Book Review: The Au Pair by Emma Rous

The Au Pair

Emma Rous

January 8, 2019

In Emma Rous’ debut novel The Au Pair, Seraphine Mayes discovers a troubling photograph her family’s Norfolk estate while attending her father’s funeral. She tracks down the family’s au pair to further investigate, and a decades-old family secret begins to unravel.

A family mourns the sudden death of their father. Seraphine Mayes, her twin brother Danny, and their older brother Edwin are reeling after the funeral, but the boys are ready to get back to their lives. Seraphine, not so much. She adores Summerbourne, the family estate by the sea in Norfolk. Poking through her father’s effects, she finds a photo of her mother holding a baby.

I flip the photo over, and my father’s distinctive scrawl confirms it was taken on the day we were born, just over twenty-five years ago. I already knew it could be no later, because on the same day Danny and I were born, our mother jumped from the cliffs behind our house and killed herself.

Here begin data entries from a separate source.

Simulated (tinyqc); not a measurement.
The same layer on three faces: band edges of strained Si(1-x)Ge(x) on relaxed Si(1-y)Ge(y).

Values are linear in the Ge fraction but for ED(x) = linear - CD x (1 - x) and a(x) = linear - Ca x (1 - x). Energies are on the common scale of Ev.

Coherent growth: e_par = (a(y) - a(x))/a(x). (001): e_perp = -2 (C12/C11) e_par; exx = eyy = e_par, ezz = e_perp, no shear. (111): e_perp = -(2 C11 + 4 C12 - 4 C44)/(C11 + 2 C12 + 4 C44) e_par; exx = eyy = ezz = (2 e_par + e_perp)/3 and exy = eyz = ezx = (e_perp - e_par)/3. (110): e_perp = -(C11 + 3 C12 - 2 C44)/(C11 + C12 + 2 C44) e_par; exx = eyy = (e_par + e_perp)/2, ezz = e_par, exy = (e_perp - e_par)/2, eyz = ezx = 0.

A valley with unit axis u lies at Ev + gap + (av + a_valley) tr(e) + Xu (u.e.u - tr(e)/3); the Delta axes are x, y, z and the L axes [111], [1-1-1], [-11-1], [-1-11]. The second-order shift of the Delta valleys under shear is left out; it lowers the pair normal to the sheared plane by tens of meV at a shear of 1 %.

Seraphine is dumbfounded. Which baby is her mother holding? Why isn’t she holding both twins? Seraphine is a dog on the scent, interrogating everyone about the picture and what happened years ago. She tracks down Edwin’s au pair, Laura Silveira, who worked for her parents, Ruth and Dominic Mayes for eleven months. Eighteen-year-old Laura joined the Mayes household in August 1991, but after Ruth committed suicide, she disappeared. Seraphine wants answers from the person who was there at a critical time.

But if Laura was there—if Laura saw what happened between this photo being taken and our mother jumping—perhaps I don’t have to spend the rest of my life not knowing after all.

Seraphine tracks down Laura through her old address, and although she sees her leaving her workplace, they don’t have a conversation. Not yet.

Twenty-one days since my father’s accident; nine days since his funeral. I can’t make any decisions sitting in my roasting car on this tired, dusty street. I wipe my palms on my dress and tap Summerbourne into the GPS. I’ll be able to think about it all more clearly when I get home.

Emma Rous switches the narrative to August 1991 when Laura is on her way to meet the Mayes. The chapters alternate between the two women’s voices, adding to the mystery and suspense. Is the truth hidden in the past or are there contemporaries who know the answers? The synchronicity is fascinating: Dominic Mayes dies in August 2017, the same time of year that Laura is interviewed by Ruth Mayes and Ruth’s formidable mother, Vera Blackwood. Lastly, there is a significant literary clue to Laura’s introduction to the Mayes household.

Greengages. I always associated my first visit to Summerbourne with those shy green plums, whose ordinary-looking skins hide such astonishing sweetness. In my eighteen years as a city girl, I had never even seen a greengage, but they grew abundantly in the woodland at the back of the Summerbourne garden, and I devoured several that day. They tasted of honey and sunshine and new beginnings.

Is Rous implying that Laura is a shy green plum? Are the tempting greengages analogous to the apple in the Garden of Eden? How will Laura’s “new beginnings” end? Rumer Godden’s famous novel, The Greengage Summer, immediately comes to mind. The Greengage Summer is set in France but its plot parallels The Au Pair. Godden’s English heroine, “16 year old Joss, the oldest Grey girl, suddenly, achingly beautiful,” attracts the attention of a “charming Englishman” staying at her hotel. Like The Au Pair, the story unfolds slowly, almost imperceptibly, but all involved are forever changed: “They would merge together in a gold-green summer of discovery, until the fruit rotted on the trees and cold seeped into their bones.” Seraphine’s quest is to discover what happened so many years ago in those halcyon days. The tension is unrelenting. The Au Pair is a detective story for adults, it pokes and prods at the sinews of family secrets.

There’s no higher book recommendation than to suggest a reader set aside time to race to the finish—in the case of The Au Pair, they won’t be able to stop themselves.